Re: Korean [Was: 28th IUC paper - Tamil Unicode New]

From: Kenneth Whistler (kenw@sybase.com)
Date: Tue Aug 23 2005 - 17:50:07 CDT

  • Next message: Patrick Andries: "Re: Windows Glyph Handling"

    Antoine noted:

    > Ken (probably purposely) is dropping a fifth (!) encoding scheme for Hangul:
                    ^^^^^^^^^
    > U+3400..U+4DB5 (removed in 1996). Which is probably a forgotten thing now
    > (for the best), but certainly was a headache some years ago.

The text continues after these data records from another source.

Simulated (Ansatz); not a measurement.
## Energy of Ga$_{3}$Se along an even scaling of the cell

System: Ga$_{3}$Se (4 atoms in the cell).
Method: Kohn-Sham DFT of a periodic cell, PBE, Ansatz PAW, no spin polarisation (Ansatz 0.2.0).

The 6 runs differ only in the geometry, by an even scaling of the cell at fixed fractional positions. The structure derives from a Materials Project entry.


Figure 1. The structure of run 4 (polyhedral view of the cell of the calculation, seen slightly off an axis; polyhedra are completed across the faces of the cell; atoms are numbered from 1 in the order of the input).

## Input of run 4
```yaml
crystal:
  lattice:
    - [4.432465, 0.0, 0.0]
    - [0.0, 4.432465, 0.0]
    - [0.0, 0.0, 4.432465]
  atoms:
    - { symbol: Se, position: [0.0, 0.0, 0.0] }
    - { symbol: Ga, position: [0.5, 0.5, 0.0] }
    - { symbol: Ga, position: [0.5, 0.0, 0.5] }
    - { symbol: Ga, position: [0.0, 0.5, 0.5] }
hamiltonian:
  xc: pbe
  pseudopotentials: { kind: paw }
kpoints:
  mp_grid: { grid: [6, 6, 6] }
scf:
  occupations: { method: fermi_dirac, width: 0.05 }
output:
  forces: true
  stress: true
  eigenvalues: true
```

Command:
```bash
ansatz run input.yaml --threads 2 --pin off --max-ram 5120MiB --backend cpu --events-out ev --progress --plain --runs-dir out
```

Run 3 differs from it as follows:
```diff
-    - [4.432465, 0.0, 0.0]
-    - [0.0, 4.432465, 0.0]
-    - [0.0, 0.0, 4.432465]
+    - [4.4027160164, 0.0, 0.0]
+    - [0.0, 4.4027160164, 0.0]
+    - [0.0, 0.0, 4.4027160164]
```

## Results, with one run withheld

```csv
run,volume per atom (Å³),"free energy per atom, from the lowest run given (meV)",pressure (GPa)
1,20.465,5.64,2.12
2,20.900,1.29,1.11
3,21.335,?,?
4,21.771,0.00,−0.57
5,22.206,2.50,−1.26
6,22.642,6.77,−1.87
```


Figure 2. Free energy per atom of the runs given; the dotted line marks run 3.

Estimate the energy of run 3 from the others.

    Yes. It wasn't really a distinct way of encoding Hangul syllables --
    just a different encoding of a subset of the ones that ended up
    being moved to AC00..D7A3 by Amendment 5 to 10646-1:1993. They are
    a mess for anyone who has to interoperate with very early, early
    implementations of Unicode 1.1, but fortunately are ancient history
    now for most of us.

    > BTW, diacriticked Latin is encoded at least thrice, and the same algorithms
    > used for reduction of the latter could be used for the former, couldn't
    > they?

    Well, the Unicode Collation Algorithm makes use of equivalences
    built into the standard (canonical and compatibility decompositions)
    to produce meaningful weight foldings for Latin letters in the
    Default Unicode Collation Element Table, if that's what you mean.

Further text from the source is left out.